I had to give up on the TV adaptation of The Handmaid’s Tale quite early on – the mass mock execution scene did for me – because it was too relentlessly bleak, too full of dread, too awful, too true. Margaret Atwood’s future-dystopia tale, published in 1985, drew on nothing that had not already occurred in totalitarian and tyrannical regimes around the world. Translated to the screen, the visceral terror of it all was almost too much from the very beginning.
Now, the sequel Atwood published in 2019, The Testaments, has come for us, created by The Handmaid’s Tale’s showrunner, Bruce Miller. Brace yourselves.
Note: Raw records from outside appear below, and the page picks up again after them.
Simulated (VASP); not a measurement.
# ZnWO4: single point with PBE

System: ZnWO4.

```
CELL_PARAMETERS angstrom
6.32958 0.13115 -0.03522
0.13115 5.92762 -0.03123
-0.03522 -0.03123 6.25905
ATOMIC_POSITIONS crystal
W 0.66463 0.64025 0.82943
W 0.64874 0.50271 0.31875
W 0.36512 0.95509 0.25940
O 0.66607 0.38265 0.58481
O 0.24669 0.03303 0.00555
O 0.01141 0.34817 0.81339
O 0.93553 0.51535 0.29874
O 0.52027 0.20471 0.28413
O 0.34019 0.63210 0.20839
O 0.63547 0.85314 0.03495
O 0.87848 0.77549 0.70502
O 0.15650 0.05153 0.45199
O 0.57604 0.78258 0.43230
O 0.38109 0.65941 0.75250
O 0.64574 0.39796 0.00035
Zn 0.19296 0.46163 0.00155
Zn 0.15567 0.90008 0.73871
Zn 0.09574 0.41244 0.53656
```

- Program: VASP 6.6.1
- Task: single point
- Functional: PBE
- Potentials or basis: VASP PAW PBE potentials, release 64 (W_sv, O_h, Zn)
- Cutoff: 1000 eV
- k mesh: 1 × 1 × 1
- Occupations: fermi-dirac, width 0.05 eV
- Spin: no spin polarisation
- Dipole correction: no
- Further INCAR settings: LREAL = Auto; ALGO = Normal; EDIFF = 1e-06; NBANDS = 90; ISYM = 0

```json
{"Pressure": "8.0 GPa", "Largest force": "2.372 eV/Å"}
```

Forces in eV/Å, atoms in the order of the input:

In some ways, it is slightly lighter and brighter than its precursor – a kind of YA reboot. Set a few years after the end of The Handmaid’s Tale, it focuses on the next generation of Gilead women. But it’s a YA version that still encompasses bloody punishments, rotting corpses swinging from gibbets and indoctrination and abuse – with the youth of the protagonists making it even harder to watch. The iconography remains ravishing, though. The colour palette has been expanded beyond red, white and green. Young girls of the right class are dressed in pink dresses and cloaks, the older ones (“Plums” with all the connotations of ripeness for the picking) graduate to purple (including headpieces that are mandatory but far more stylish than the blinkering bonnets the handmaids have to wear) and, then, if they are lucky enough to begin to menstruate, they move into wifely teal.
Agnes (Chase Infiniti) is the adopted daughter of Commander MacKenzie and his late wife, Tabitha. We know she is also June/Offred’s stolen first daughter, Hannah. Either way, the commander’s new wife, Paula (Amy Seimetz), would like the child off her hands as soon as possible.
Agnes attends an elite preparatory school, run by Aunt Lydia. Yes, that Aunt Lydia. That genuinely savage Miss Trunchbull played by the inimitable Ann Dowd. Whether this is the old Aunt Lydia or the new, post-epiphany model that had come into being by the end of The Handmaid’s Tale remains to be seen. But whatever level of Gilead lore you have under your belt, the team behind this show has done well to make it work.
Aunt Lydia puts Agnes in charge of showing new student Daisy (Lucy Halliday) the ropes. Daisy is one of the Pearl Girls, white-clad devotees of Gilead’s version of Christianity, recruited, often as orphans, from outside the state by auntly missionaries, and generally suspected by other pupils of being spies for the teachers. (“The passion of the convert,” says Agnes, in voiceover. “What a pain in the ass.”) The two girls’ increasingly close and complicated relationship forms the backbone of the 10 episodes, which also see Daisy’s and Aunt Lydia’s backstories unfold in flashback. In the present, Agnes must also navigate the arrival of her period and “eligibility”. In one scene, she kneels before her father in her new coloured robes while his friends gaze at her, and it is as neat an encapsulation of teenage girls’ experience with men – albeit usually more subtle and drawn out over the months and years – as you could find. There are also revelations about her best friend Becka (Mattea Conforti) and Becka’s father, as life in Gilead becomes ever more intolerable to both girls.
Though it is slightly leavened by a little humour, but mostly by the innate hope offered by the age of the protagonists, The Testaments is, like its predecessor, a study in groupthink – in power, corruption and the ease with which ordinary people acquiesce to evil practices. And it is about, in particular, man’s inhumanity to woman, how willing men can be to subjugate, to reduce others to servitude and body parts and animal functions, and how there is nothing new under the sun.